By Andrew Berman, Executive Director, 

Greenwich Village Society for Historic Preservation

Many Villagers still cannot believe their eyes when they gaze upon the triangular plot of land located between Greenwich Avenue and Seventh Avenue South, where an MTA vehicle yard once stood.

The new structure, a ventilation shaft for the subways which intersect underground here, seems like a mirage, a bad joke, or an inexplicably unfinished construction project.

But it is all too real. And the look is exactly as the MTA intended.

For those who haven’t seen it, the building is a three-and-a-half-story concrete structure which fills out all but the corner of this triangular site. The concrete itself is rudimentary and undifferentiated, but oddly, one corner of the building is partially covered in a two-and-a-half-story faux brick façade, complete with fake window openings, which looks like a cheap imitation of a more traditional brick row house. The base of the building is covered in chain link fencing.

BUREAUCRATIC CREATIVITY: A subway ventilation tower built in the 1930s, generously inscribed with Art Deco decorations popular at the time, compares favorably to the MTA concrete block house erected recently on 7th Ave at the Crossing of Greenwich Avenue. The building to the right was a city library and is one of the very few buildings in New York in early Dutch architectural style. Seen behind are what was once two banks built around 1900 in what was the mandatory style for banks, classical Roman. Image courtesy of Nicola Perry.
BUREAUCRATIC CREATIVITY: A subway ventilation tower built in the 1930s, generously inscribed with Art Deco decorations popular at the time, compares favorably to the MTA concrete block house erected recently on 7th Ave at the Crossing of Greenwich Avenue. The building to the right was a city library and is one of the very few buildings in New York in early Dutch architectural style. Seen behind are what was once two banks built around 1900 in what was the mandatory style for banks, classical Roman. Image courtesy of Nicola Perry.

Is this supposed to be some clever commentary on the artifice of design? Or some thought-provoking juxtaposition of domestic and industrial architecture?

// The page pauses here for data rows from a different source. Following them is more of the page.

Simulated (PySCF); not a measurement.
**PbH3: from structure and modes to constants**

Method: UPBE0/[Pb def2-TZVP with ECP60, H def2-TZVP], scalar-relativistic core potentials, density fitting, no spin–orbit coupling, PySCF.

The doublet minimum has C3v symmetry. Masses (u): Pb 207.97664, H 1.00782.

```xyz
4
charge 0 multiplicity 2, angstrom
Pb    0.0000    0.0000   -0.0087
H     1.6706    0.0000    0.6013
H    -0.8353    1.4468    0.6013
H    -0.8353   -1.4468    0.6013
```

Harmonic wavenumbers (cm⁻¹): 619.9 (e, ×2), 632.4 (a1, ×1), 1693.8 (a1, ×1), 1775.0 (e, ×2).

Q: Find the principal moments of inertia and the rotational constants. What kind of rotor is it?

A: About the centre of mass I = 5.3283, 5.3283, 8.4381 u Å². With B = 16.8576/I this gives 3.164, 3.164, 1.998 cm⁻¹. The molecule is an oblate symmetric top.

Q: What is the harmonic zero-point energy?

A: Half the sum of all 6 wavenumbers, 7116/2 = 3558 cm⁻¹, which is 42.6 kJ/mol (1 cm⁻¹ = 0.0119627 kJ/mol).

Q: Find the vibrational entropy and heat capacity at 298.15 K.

Who knows what was in the mind of the MTA designers. But this structure is clearly one of the ugliest, least well-thought-out new buildings in New York, sadly located at a prominent intersection in one of the world’s most historic and charming neighborhoods. (It remains to be seen if the project’s only potential redeeming value, providing a permanent home on its chain link fencing for the “Tiles for America” 9-11 memorials previously found on the fence around the old MTA parking lot, will ever come to be.)

The situation has left many observers scratching their heads or cursing under their breath. “How could this happen in a landmark district?” many have asked.

Unfortunately, the MTA, a bi-state “authority,” is not subject to local landmarks regulations. So while designs like these are taken to the Landmarks Preservation Commission as a courtesy, they are not obligated to abide by the Commission’s wishes, nor do they need their permission to move ahead.

Thus persuasion was our only power here, and we tried hard to exercise it. When the MTA came before the community with their ideas for the design of the structure, the Greenwich Village Society for Historic Preservation pushed back hard on the proposed design, urging the MTA to use an outside architect rather than relying on the in-house staff which came up with this and other sorely lacking ideas. And we were not alone; scores of neighbors, the community board, and elected officials all urged the MTA to re-think their design, and arrive at something more worthy of its surroundings.

But the MTA didn’t budge. The project was put on hold for a few years, and then the MTA simply began to proceed with work.

Some might question whether a ventilation shaft could ever really fit in or contribute to the streetscape at this location, but that’s letting the MTA off the hook too easy.

Just two blocks up Greenwich Avenue at West 13th Street is another utilitarian MTA structure, a 1931 substation.  While the function is different, the exterior design needs are pretty similar. The building is also about three-and-a-half-stories tall, sits on an irregularly shaped lot at a prominent intersection (facing Jackson Square Park), it’s windowless, and requires thick, blank walls.

But unlike the Mulry Square Ventilation Shaft, the 13th Street substation is an impressive piece of art deco industrial architecture, which blends in with its surroundings while offering honest expression of its utilitarian function. Most passersby probably never notice it because it blends in so seamlessly; the building was even listed on the State and National Registers of Historic Places.

GVSHP urged the MTA to look towards buildings like this as a model; they refused.

Lest one thinks such aesthetic alchemy could only be performed in the early 20th century, look no further than West and Canal Streets. There, a similarly-sized, recently-built concrete Sanitation Department salt shed has drawn significant praise and been cited as a new local landmark. Using the same concrete material as the MTA vent shaft, the shed is a sculptural element that conjures up images of the snowdrifts its contents are employed to face. Love it or hate it, there was an entirely different level of thought and imagination employed with this design.

Even the MTA itself is clearly capable of better. Anyone who has seen new subway stations designed by the MTA at 34th Street and 11th Avenue, or Fulton Street in the Financial District, knows the agency is capable of thoughtful, engaging, even joyous designs—when it wants to be.

But not here. In the middle of Greenwich Village, the MTA retreated into the most banal, unimaginative, thoughtless design. Maybe a few decades from now, the shaft will no longer be necessary, and like another much-maligned intrusion into the neighborhood, the Women’s House of Detention on Sixth Avenue and 9th Street, will be demolished.

Until then though, we are going to have to look at this sadly missed opportunity, this insult to our neighborhood.  Every building tells a story. This one will tell generations just how thoughtless and unimaginative the MTA can be. And how special, and not to be taken for granted, so much of our surroundings are.